There are two primary biographies of Justice Abe Fortas — Bruce Allen Murphy’s 1988 “Fortas: The Rise and Ruin of a Supreme Court Justice” and Laura Kalman’s 1992 “Abe Fortas: A Biography.” Neither of these works devotes much attention to Fortas’ life in his hometown of Memphis, Tennessee.

Murphy – writing after the discovery of President Lyndon Johnson’s papers relating to Fortas, which Johnson ordered destroyed but which his staff secretly preserved – focused on Fortas’ downfall as a result of ethical scandals that surfaced during and after his nomination for chief justice. Kalman wrote a more comprehensive work, but still gave Fortas’ Memphis life only six pages before turning to his time at Yale Law School.

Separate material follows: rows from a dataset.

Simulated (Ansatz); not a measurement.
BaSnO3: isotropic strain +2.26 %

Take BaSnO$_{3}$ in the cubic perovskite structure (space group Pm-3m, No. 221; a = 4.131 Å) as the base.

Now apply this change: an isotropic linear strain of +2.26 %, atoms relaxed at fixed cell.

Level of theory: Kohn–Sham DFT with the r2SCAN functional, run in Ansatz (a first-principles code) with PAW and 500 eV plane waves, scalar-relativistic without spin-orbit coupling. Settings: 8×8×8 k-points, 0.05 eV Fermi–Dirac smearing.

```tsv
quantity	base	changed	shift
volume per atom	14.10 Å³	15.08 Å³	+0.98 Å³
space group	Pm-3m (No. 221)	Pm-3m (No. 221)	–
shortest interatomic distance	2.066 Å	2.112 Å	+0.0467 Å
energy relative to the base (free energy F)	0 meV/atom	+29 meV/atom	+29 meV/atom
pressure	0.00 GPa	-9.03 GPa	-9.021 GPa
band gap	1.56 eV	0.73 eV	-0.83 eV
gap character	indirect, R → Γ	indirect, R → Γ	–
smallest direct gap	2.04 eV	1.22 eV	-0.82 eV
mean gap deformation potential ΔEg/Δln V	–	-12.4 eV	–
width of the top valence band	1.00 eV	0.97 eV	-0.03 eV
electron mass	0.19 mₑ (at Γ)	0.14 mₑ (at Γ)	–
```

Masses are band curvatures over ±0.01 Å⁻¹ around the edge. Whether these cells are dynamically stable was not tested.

In a recent article in the Journal of Supreme Court History, “Memphis and the Making of Justice Fortas,” Timothy Huebner fills that void in historians’ understanding of Fortas’ early life. Through research in archives at Memphis public libraries, Temple Israel in Memphis, local newspapers, the University of Memphis and Rhodes College (where Huebner teaches and which Fortas attended when it was known as Southwestern), Huebner provides history that “none of us have gotten” before, as Kalman wrote in an email.

Huebner’s new research presents a different side to this man, who “grew up in an immigrant Jewish family of modest means in Memphis,” but who is “often portrayed as a consummate Washington insider,” as Huebner writes.

Huebner argues that experiences and relationships in Memphis “helped to shape some of Fortas’s specific attitudes about law and justice.” In particular, Huebner focuses on the Tennessee roots of Fortas’ approach to three constitutional values – justice for the poor, freedom for religious minorities and civil rights for African-Americans – that “have been obscured by the ethical scandals that ended his brief tenure on the Court.”

Huebner’s approach – focused on biographical more than doctrinal history of the Supreme Court – has marked his entire career as a scholar. For Huebner, any study of constitutional law “has to come with an understanding that law is shaped by institutions made up of individuals with their own backgrounds and experiences,” he said in an interview. To understand Chief Justice John Marshall, he explained, one needs to know that Marshall’s interest in a strong national government was shaped in part by fighting for American independence alongside General George Washington at Valley Forge.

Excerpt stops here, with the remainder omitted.